At least 10 long-range tankers able to carry 55,000 to 75,000 tonnes of jet fuel and diesel have been provisionally booked to head to Europe, with at least four of them taken by Royal Dutch Shell, two shipbrokers said. In contrast, there was not much activity on this route early in July, when traders were exploring shipping middle distillate cargoes on a reverse arbitrage from Europe to Asia.

The flurry of activity this week pushed freight rates for 65,000-tonne clean tankers plying the Middle East to Europe route to $20.08 a tonne on Wednesday, up 11 percent from Monday and 12 percent from a week ago, said Ralph Leszczynski, head of research at Banchero Costa.

“Given the momentum, it should probably go a little further up over the next few days, although it’s already at the highest level since December,” Leszczynski said.

The outage at Europe’s largest refinery – Shell’s 404,000 barrels-per-day (bpd) Pernis refinery in the Netherlands – comes just after a series of other disruptions, such as at Total’s 230,000 bpd Leuna oil refinery and Greek refiner Hellenic Petroleum’s 100,000 bpd Elefsina plant, and is boosting demand, Leszczynski said.

“There are shortages of diesel in Europe, with inventories falling, and European diesel prices are surging to the highest levels since April,” he said.

Shell shut most units at Pernis following a power outage caused by a fire on the evening of July 29. It has said the earliest restart date will be in the second half of August.

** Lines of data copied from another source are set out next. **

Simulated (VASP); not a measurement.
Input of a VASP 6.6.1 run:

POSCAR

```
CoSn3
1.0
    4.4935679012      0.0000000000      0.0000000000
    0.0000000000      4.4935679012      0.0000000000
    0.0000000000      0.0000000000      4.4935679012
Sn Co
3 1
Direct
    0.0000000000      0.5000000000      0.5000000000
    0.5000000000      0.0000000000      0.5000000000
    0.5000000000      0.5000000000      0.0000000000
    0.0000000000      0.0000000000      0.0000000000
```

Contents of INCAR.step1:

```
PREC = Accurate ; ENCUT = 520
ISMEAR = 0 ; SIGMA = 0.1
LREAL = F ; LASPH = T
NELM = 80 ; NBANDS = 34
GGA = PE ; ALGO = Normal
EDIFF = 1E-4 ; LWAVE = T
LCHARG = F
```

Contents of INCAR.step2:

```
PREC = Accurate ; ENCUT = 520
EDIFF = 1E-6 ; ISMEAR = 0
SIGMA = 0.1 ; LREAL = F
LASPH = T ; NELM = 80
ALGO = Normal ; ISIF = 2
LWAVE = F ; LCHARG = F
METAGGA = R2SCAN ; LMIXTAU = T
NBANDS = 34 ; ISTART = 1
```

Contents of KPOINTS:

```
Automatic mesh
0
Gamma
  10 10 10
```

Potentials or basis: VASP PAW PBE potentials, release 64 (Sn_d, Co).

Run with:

Shell declined to comment saying it does not comment on details of commercial agreements or the movement of cargoes.

The oil major has suspended loadings of oil products from the refinery, and traders in Asia, the Middle East and the United States have been looking to send middle distillates to Europe to fill the gap.

Traders said it is now profitable to ship jet fuel from the Middle East to Europe.

The exchange of futures for swaps (EFS), a contract that traders use to hedge their Asia-Europe arbitrage cargoes, fell to minus $8.24 a tonne on Thursday, lowest since January 2015, Reuters data showed.

The arbitrage typically gets more profitable when the EFS trades at about minus $15 a tonne or below. The EFS was a positive $5.01 a tonne on July 11.